Sparta and Athens are the two best referenced Greek city-states. We have a wealth of information about Spartan women which not only presents them as mirror images to their Athenian sisters, but also marks out several significant ways in which they differ from other women in pre-modern European contexts. Sparta’s atypical political economy freed citizen men and women from all conventional work duties. Thus, Spartan women are seen to have shared an elaborate cycle of initiations and long athletic and musical educations, exercised autonomous control over their households, supervised the upbringing and marriages of their daughters, undertook family planning, and stringently policed men’s adherence to their political and military behavior codes. Aristotle reflected Athenian thinking when he contrasted Athenian democracy with Spartan gynecocracy ‘rule by women’. We shall explore several exemplary aspects of this social matrix.
The Financialization of the American Economy
March 1, 2019, 9am-2:30pm
James Livingston, Professor, Department of History, Rutgers University
This seminar will examine a series of questions regarding American Economic History: (1) The "financialization" of the economy: what does that mean, how does it operate, why does it matter? (2) The origins of the Great Depression and the Great Recession: are the causes of these catastrophic events comparable? Is another crisis on the horizon? What can be done to prevent it, or manage it? (3) The future of work: does it have one? Have the robots and the computers already displaced us? If so, is a Universal Basic Income the only way to sustain a reasonable standard of living?
Interconnections in the Ancient World
March 29, 2019, 9am-2:30pm
Adam DiBattista, Cotsen Institute of Archaeology, UCLA
Modern views of the ancient world often divide cultures into singular categories like the Egyptians or the Greeks, ignoring the role played by interaction and exchange in shaping these cultures. This distorts our view of the ancient world and reinforces outdated ideas about “cultural evolution.” This seminar examines how the highly interconnected world of the Late Bronze Age Aegean and Near East (ca. 1500-1100 BCE) fostered an environment of experimentation and internationalism. We will examine how the subsequent breakdown of Bronze Age society (ca. 1200-1000 BCE) led to widespread destruction and instability. However, it also created new opportunities for the creation of cultural identities in subsequent periods. We will then trace the legacy of Bronze Age internationalism into the Early Iron Age and so-called Orientalizing periods of Ancient Greece (1100-600 BCE). Here we see how the intellectual and material world of Homer was shaped by foreign individuals like Phoenician merchants and Anatolian kings. This seminar will complicate more monolithic views of the ancient world which has ramifications for the entire notion of the Western intellectual tradition.

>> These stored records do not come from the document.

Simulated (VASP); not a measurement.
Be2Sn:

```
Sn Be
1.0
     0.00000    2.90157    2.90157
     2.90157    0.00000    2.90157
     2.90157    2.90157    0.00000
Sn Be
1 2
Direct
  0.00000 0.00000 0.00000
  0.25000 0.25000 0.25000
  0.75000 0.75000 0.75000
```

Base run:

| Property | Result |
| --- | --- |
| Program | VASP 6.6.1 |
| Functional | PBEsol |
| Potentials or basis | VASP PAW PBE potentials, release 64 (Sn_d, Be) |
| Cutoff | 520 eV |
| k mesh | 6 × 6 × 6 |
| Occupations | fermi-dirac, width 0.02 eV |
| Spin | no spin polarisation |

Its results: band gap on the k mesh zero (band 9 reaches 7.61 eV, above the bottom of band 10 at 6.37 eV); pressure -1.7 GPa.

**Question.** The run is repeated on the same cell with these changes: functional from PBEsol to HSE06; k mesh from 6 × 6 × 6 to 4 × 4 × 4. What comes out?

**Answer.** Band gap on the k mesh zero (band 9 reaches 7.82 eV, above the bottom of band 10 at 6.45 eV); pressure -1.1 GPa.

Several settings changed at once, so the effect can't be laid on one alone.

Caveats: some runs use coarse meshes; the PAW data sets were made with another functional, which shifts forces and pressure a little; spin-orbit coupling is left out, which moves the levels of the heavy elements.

The US in the Middle East: What does oil have to do with it? (Wait List Only)
April 5, 2019, 9am-2:30pm
Toby Jones, Associate Professor, Department of History, Rutgers University
This session will examine the recent history of American politics and war in the Middle East. It will consider two deceptively simple questions: what is the relationship between oil and war in the region? And, why has the United States sought to maintain hegemony in the region?
War of the Empires: The First World War and its Global Impact
May 3, 2019, 9am-2:30pm
Michael Adas, Professor Emeritus, Department of History, Rutgers University
As the original name – the Great War – adopted by those who lived through that half-decade of horrific slaughter indicates, the First World War was by far the most genuinely global and immense conflict humankind had ever experienced. The seminar will focus on how to integrate the “world” aspects of that war from the Middle East, Africa, and North America to India, East Asia, and Oceania into courses on American, European and World history. We will consider its enduring impact on the emergence of nationalist resistance to the colonial powers, the boost it gave across continents to the struggle for women’s rights, the shift in power from Europe to the US and Japan, and the misguided postwar settlement that made a second world war inevitable.